A gene-genie

With 50,000+ apps in the App Store now, it is easy for good ones to get lost in the din. A good one that I heard about and subsequently tried is Photogene (apparently pronounced like “photo genie”) by Omer Shoor. Some have said, based on assumptions from the screenshots they’ve seen, that it is Photoshop for your phone. It is not, nor is it intended to be. It has a few features that are similar to features in Photoshop, but that is where the similarity ends. Photogene allows one to make common improvements to snapshot photos from the iPhone’s camera (some of which are potentially unnecessary with the 3G S’s new cam) and do fun things with them. When you first fire up the app, you have the choice to take a new picture, use an existing picture from your library, or continue your last editing session. The “Information” button takes you to the user’s manual.

For this review, I’ll be using this picture of Enchiladas ál Carbón de Pollo.

Here, I chose the “Edit new photo” button and then selected the picture from my Camera Roll. Since it is a landscape-format image, I then rotated the phone for more usable area.
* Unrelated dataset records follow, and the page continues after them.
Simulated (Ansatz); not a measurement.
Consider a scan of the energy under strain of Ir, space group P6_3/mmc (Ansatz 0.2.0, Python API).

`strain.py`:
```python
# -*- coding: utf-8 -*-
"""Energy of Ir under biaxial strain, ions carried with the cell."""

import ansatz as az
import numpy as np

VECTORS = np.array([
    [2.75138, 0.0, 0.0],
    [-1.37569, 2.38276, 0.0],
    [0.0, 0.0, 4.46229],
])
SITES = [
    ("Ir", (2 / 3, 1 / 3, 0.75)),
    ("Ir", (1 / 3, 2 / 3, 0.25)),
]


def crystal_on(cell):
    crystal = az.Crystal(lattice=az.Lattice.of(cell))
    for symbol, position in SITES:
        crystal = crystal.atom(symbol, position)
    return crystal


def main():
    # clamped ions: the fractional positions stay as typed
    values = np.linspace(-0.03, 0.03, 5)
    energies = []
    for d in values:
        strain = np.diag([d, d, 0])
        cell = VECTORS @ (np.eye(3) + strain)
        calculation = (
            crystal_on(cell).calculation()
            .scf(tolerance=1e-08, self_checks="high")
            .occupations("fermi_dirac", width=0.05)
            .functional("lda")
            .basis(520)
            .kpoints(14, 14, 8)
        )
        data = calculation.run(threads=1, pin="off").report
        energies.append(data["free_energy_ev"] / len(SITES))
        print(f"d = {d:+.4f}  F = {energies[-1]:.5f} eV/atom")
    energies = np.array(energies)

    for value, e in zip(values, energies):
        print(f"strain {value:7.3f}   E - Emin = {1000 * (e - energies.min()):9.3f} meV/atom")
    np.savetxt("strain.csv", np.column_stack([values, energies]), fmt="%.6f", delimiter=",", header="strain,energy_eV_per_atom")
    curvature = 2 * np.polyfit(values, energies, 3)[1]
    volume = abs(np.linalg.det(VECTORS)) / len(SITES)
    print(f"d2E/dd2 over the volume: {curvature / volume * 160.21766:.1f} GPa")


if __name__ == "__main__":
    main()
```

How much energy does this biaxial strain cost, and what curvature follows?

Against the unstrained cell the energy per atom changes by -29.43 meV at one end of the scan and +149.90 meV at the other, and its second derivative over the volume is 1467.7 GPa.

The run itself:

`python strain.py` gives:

Here, I select the Levels tool, adjust the black point and gamma, then try the Auto button.

These controls work quite well and give live feedback. Then I played around with the exposure/contrast adjustments.

On the Colors tab, I desaturated the image to simulate black and white.

I found the desaturation result much better than that from Photoshop’s desaturation. The result was closer to what I would expect from Photoshop’s Black and White adjustment layer. Next up is the “Shape” tool.

As you can see, it comes with quite a few preset shapes. I did not try the Custom, Background, or Effect tabs. Below you can see me using the frame that looks like a Polaroid photo.

Here, I’ve dragged an octagon onto the photo. You can see three drag handles in the corners and a delete button in the upper left. In the second shot, you’ll see I’ve manipulated the size and position of the shape.

There is, of course, a sharpen filter. I found that it was hard to over-sharpen the image, which is good. Many of the app’s users will likely be inexperienced and thus prone to being a bit heavy-handed (or heavy-fingered, as the case may be). Note that I have also changed the color and opacity of the octagon shape.

The Pencil filter gives the image the appearance of being drawn in pencil. The effect was not very interesting with our enchiladas, but probably would be with a more suitable source image. The Effect filter allows one to produce a sepia, color negative, or false-color image. The false-color effect is similar to what you would see from a thermal camera. (No effects applied in the photo below)

Moving on, this is the straighten tool. The straighten tool conveniently provides a grid for judging straightness and the rule-of-thirds intersection points. This is a nice touch.

Cropping is an important feature in any image editor, and Photogene provides a crop tool. In the image below, I have selected the tool and am looking at the initial (default) crop area.

As you can see, there are presets for common aspect ratios. The following shot also shows the helpful rule-of-thirds grid and pixel dimension indicator. Those are both thoughtful features.

After canceling the crop operation, I tried a pinch gesture to see if the author had implemented zoom. Indeed, he had.

When you are done editing, touch the checkmark to bring up the save button.

And here we are, the image as saved from Photogene (scaled to 25% to fit this screen).

My overall impression of Photogene is that it is surprisingly full-featured for a version 1.0 product that runs on a handheld device. I did not encounter any crashes or unexpected behavior. I found the crop and straighten icons a bit confusing, but usability was otherwise quite good. The app’s startup time is agonizingly long but, once running, responsiveness was good. I anticipate the author adding a few more features and tools as the app matures, but hopefully he will continue resisting the temptation to cram too many features into the product.